The trouble here is that Rand's view of how implicit philosophies are developed and formed is heavily influenced by her false view of human mind. For Rand, an individual's implicit philosophy is formed by premises that have been integrated by the "conscious" mind:
Your subconscious is like a computer—more complex a computer than men can build—and its main function is the integration of your ideas. Who programs it? Your conscious mind. If you default, if you don’t reach any firm convictions, your subconscious is programmed by chance—and you deliver yourself into the power of ideas you do not know you have accepted. But one way or the other, your computer gives you print-outs, daily and hourly, in the form of emotions—which are lightning-like estimates of the things around you, calculated according to your values. If you programmed your computer by conscious thinking, you know the nature of your values and emotions. If you didn’t, you don’t....
The quality of a computer’s output is determined by the quality of its input. If your subconscious is programmed by chance, its output will have a corresponding character. You have probably heard the computer operators’ eloquent term “gigo”—which means: “Garbage in, garbage out.” The same formula applies to the relationship between a man’s thinking and his emotions.

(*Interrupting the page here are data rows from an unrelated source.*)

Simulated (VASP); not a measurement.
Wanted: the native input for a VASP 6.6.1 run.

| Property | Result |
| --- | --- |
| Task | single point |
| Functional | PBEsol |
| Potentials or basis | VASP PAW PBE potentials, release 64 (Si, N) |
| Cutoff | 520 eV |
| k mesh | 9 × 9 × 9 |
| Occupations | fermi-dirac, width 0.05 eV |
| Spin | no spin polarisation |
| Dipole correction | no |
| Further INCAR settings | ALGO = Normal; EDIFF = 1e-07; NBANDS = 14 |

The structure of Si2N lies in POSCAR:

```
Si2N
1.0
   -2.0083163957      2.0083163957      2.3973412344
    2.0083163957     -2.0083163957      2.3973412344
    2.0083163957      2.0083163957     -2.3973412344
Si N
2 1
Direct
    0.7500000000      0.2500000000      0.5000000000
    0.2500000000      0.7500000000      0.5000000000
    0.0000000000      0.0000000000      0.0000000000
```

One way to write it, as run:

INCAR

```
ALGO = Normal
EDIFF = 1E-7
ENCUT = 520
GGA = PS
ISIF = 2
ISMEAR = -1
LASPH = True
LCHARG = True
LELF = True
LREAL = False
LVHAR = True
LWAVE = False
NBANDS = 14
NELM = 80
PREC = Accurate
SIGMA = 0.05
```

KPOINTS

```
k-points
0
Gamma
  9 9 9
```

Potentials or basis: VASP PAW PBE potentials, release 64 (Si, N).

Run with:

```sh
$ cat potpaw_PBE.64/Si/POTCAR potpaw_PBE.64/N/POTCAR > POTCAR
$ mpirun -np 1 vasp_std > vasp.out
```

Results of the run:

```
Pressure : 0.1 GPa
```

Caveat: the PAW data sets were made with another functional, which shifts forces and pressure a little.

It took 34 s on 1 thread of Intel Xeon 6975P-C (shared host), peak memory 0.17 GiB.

As I have stated repeatedly, there is no evidence that the human mind works like this, and an enormous amount of evidence that it doesn't. Human behavior, whether political or otherwise, is not determined or strongly influenced by broad philosophical premises. Whether those premises are explicit or implicit is entirely irrelevant. Rand got this wrong in a very big way and it has enormous implications for her political philosophy. For Rand needs this doctrine to make her political philosophy realizable. In order for Objectivism to achieve its political ends, political philosophy must depend on ethics, which in turn must depend on metaphysics/epistemology; because if this is not so, then Objectivism becomes politically impotent.